Then later I moved to CERN in Geneva, which as you know is in a French-speaking area, and I thought that it would be very nice to learn a new language, but it takes so much time that I thought I couldn’t manage it, because I’d had such a difficult time learning Russian and English. And after the Higgs-Boson project, I was just thinking, “what, theoretically, would be the shortest possible time needed to learn a language, if we could optimize everything?”
I played around with some very hypothetical estimations, and ended up with a pretty small theoretical number of 100 to 200 hours. It seemed so incredible to me, but I trusted my estimates, and then I thought, “alright, let’s test it, let’s write a software program to try it out” and just out of theoretical curiosity I started to write the software.
We were using different algorithms and machine learning tools in particle physics at CERN, so those were the tools that I knew. So it was easy for me to use this software to build a piece of personalized software for myself. But before I started writing the software I needed to do quite a bit of research into language learning.
I tried the other software tools, just to understand what’s out there, and I was disappointed that they did not take into account important things like language statistics, or differences in memory. If you compare memory to physical differences: the world’s fastest runner can run 100 meters in ten seconds, whereas most of us can easily run 100 meters in 20 seconds—it’s not that big a difference. But with mental capabilities, the differences aren’t two times different, they’re maybe ten or even a hundred times different. It would be nice to measure this when learning, because you have so many data points. The other thing was the need to optimize the process—deciding what to do, and when. Language statistics and memory management make up the artificial intelligence core, based on the student’s personal data.
Wallace: Many people struggle to learn even the basics of any foreign language—but then there are polyglots like Joseph Conrad and Arthur Koestler, who managed to write great novels in languages not their own. What makes some people struggle more than others, and how can artificial intelligence help?
Müntel: I think the biggest obstacle is motivation. If you are less interested in language learning, and maybe even a bit afraid of it because you have not had a success experience, then you’re more inclined to give up. The success experience is important, because it ramps up motivation. If you take classroom lessons, there is one teacher and everybody has to have the same program and the same content. Those who are good at learning languages may not learn as efficiently as they could, and those who aren’t get left behind and struggle to catch up. And if everyone else is better, it’s very demotivating to be the person who does not know. Those people drop-off from learning.
Artificial intelligence can take into account these personal differences very efficiently. If there is software that millions of people are learning, the software can adapt to your personality with the help of other people, because probably there are some other people who are similar to you. As they have used the software before, they have trained the software for your particular kind of personality, and when you learn enough, then the software can start learning your personal strengths and weaknesses and using them more efficiently to help you.
Currently, we don’t measure much besides memory. But we are starting to measure other things because we have a vocabulary learning engine and a grammar learning engine, and now we are incorporating speaking, reading, and listening—all those skills will be interfaced in the same AI core—so pretty soon we will be able to measure how you learn whether you learn faster when you speak, or when you type. The software has to be able to make this distinction, because while you might think you learn faster by typing, you could be wrong.

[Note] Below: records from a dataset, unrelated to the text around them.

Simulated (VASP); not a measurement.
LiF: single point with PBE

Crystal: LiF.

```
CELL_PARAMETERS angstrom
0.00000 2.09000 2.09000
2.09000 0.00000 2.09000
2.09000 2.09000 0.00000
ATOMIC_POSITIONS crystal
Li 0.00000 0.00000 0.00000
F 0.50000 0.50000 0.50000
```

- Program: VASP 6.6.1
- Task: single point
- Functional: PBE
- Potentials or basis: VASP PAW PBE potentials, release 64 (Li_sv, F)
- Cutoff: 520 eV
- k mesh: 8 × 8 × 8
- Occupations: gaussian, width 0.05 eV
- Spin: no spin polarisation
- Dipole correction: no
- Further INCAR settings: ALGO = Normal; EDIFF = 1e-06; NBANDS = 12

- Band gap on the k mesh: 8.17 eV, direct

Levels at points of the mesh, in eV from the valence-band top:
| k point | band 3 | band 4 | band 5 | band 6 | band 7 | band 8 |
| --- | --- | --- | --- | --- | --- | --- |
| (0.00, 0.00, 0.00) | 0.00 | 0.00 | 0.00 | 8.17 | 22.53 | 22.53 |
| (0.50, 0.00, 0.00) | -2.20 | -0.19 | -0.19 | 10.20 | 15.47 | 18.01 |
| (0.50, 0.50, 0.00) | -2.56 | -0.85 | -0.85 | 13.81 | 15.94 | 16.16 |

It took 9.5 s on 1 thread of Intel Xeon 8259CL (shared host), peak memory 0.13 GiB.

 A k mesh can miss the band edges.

And that’s why this software is amazing, because you can collect so much data about personal learning behavior, every interaction is also a measurement point, so during your whole learning cycle we will have millions of data points about your learning behavior. We can use that data not only to teach you languages, but to teach you other things as well, because your memory patterns are the same for different subjects.
Wallace: There are some really fundamental arguments over the right method to teach a language, such as whether the teacher should ever use the learner’s native language, or how to balance vocabulary and grammar in the early stages. Some of these differences seem irreconcilable—how does Lingvist approach such controversies?
Müntel: Definitely, there are a lot of language theories—maybe 60 to 80—that are contradictory to each other. We think different methodologies fit better to different people, and one software cannot serve everybody. We are not building this software for polyglots, or for those people who can naturally pick up language very efficiently.
But we test everything that we build so that we will have actual data. You can have theoretical discussions about what makes sense, but if you can test and measure an approach with real people, then you have an answer, and that answer may be that for you, one methodology is better, but for somebody else, another methodology may be better.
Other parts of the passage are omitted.